Sunday, February 15, 2015

Title: His Dark Materials Trilogy 

Author: Phillip Pullman

Why I read it: A friend recommended it

Summary (from Goodreads) Here lives an orphaned ward named Lyra Belacqua, whose carefree life among the scholars at Oxford's Jordan College is shattered by the arrival of two powerful visitors. First, her fearsome uncle, Lord Asriel, appears with evidence of mystery and danger in the far North, including photographs of a mysterious celestial phenomenon called Dust and the dim outline of a city suspended in the Aurora Borealis that he suspects is part of an alternate universe. He leaves Lyra in the care of Mrs. Coulter, an enigmatic scholar and explorer who offers to give Lyra the attention her uncle has long refused her. In this multilayered narrative, however, nothing is as it seems. Lyra sets out for the top of the world in search of her kidnapped playmate, Roger, bearing a rare truth-telling instrument, the compass of the title. All around her children are disappearing—victims of so-called "Gobblers"—and being used as subjects in terrible experiments that separate humans from their daemons, creatures that reflect each person's inner being. And somehow, both Lord Asriel and Mrs. Coulter are involved.
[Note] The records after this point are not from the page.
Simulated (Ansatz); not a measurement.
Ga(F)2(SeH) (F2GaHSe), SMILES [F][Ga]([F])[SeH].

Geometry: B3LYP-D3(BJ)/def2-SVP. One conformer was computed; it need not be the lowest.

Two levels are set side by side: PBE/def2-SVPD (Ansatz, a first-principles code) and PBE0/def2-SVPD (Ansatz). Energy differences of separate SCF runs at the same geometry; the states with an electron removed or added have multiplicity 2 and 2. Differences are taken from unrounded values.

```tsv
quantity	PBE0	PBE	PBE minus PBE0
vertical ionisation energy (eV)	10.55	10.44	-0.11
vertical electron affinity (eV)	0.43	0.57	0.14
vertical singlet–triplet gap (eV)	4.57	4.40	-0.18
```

Opinion: Religious views aside, His Dark Material's tells a compelling adventure story about a young girl struggling to change the fate of a darkening world. Pullman is great at taking classic tropes and expectations and turning them on their heads to create something new and engaging. It is certainly one of the most unique, thoroughly thought out alternative worlds of recent times.

Ratings
Female Representation: 5 (Both the protagonist and the antagonist are strong females who drive the story)
Writing Style: 3 (I had no complaints, but nothing stood out as exceptional)
Plot: 4 (It's something that's never been done before. It's imaginative, thrilling, and thought-provoking with heroes you can't help but love and villains you love to hate.)